SHANGHAI: China’s yuan eased to trade just a fraction from its daily downside limit on Wednesday, maintaining a weak bias despite a persistently firmer-than-expected official guidance fix and signs of tightness in domestic money markets.
The Chinese currency has been hovering near its 16-month lows against the dollar in recent weeks, pressured by a combination of a broadly stronger greenback, falling Chinese bond yields and escalating trade tensions with the US and other economies.
As of 0310 GMT, the onshore yuan was down 0.01% at 7.3317 to the dollar after hitting an intraday low of 7.3319, which was 2 pips away from hitting the weaker end of the daily trading band set by the midpoint fixing.
It also was not far from a 16-month low of 7.3328 hit on Friday.
The offshore counterpart traded at 7.3478 yuan per dollar.
Earlier, the People’s Bank of China (PBOC) set the midpoint rate, around which the yuan is allowed to trade in a 2% band, at 7.1883 per dollar, and 1,357 pips firmer than a Reuters’ estimate of 7.3240.
Based on Wednesday’s official guidance, the yuan is allowed to drop as far as 7.3321.
Over and above the appreciation bias in the daily guidance fix, China has stepped up measures ranging from verbal warnings, tweaks to capital flows and issuance of offshore yuan bills to put a floor under the declining yuan.

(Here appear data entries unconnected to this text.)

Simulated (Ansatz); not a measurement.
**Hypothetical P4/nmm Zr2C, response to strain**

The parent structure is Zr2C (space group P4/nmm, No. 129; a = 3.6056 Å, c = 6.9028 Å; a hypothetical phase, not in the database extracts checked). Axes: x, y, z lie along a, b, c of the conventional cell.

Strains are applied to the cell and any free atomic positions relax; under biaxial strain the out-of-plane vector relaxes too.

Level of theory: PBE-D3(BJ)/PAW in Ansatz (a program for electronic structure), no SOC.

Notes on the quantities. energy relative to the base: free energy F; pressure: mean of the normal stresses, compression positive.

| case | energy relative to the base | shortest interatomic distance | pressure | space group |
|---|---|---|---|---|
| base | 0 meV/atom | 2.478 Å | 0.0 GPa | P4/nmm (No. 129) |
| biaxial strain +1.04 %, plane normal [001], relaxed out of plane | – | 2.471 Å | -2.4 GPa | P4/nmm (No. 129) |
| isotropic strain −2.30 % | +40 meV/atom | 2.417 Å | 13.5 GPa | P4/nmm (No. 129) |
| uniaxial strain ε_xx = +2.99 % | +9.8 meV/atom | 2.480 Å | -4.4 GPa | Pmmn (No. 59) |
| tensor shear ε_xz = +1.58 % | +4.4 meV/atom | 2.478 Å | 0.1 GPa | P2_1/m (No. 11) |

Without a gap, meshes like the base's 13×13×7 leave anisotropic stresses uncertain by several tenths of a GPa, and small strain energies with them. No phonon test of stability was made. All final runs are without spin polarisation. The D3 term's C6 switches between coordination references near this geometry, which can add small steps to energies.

“The PBOC is taking various measures to slow the pace of depreciation,” Larry Hu, chief China economist at Macquarie, said in a note.
Yuan steadies near 16-month low as PBOC announces record bill sales in HK
“Its strategy seems to be to hang in there until the dollar weakens, i.e. to prioritise yuan stability over other policy goals for the time being.”
Investors are also dialling back bets on near-term rate cuts in China, the derivatives market shows, as expectations grow that policymakers will refrain from easing policy when the yuan is weakening.
Separately, there were signs of liquidity conditions tightening ahead of traditional demand for cash during the week-long Lunar New Year holidays at the end of January. The central bank, however, has been cautious with cash injection due to concerns about the yuan, traders said.
On Wednesday, it injected 959.5 billion yuan via seven-day reverse repos in open market operations, when 995 billion yuan of one-year medium-term lending facility loans and 1.1 billion yuan worth of reverse repos were due to mature. It resulted in a net cash withdrawal of 36.6 billion yuan.
The volume-weighted average rate of the benchmark overnight repo traded in the interbank market, considered the best indicator of general cash conditions, remained elevated at 1.8235% on Wednesday after hitting a seven-month high of 1.9636% a day earlier.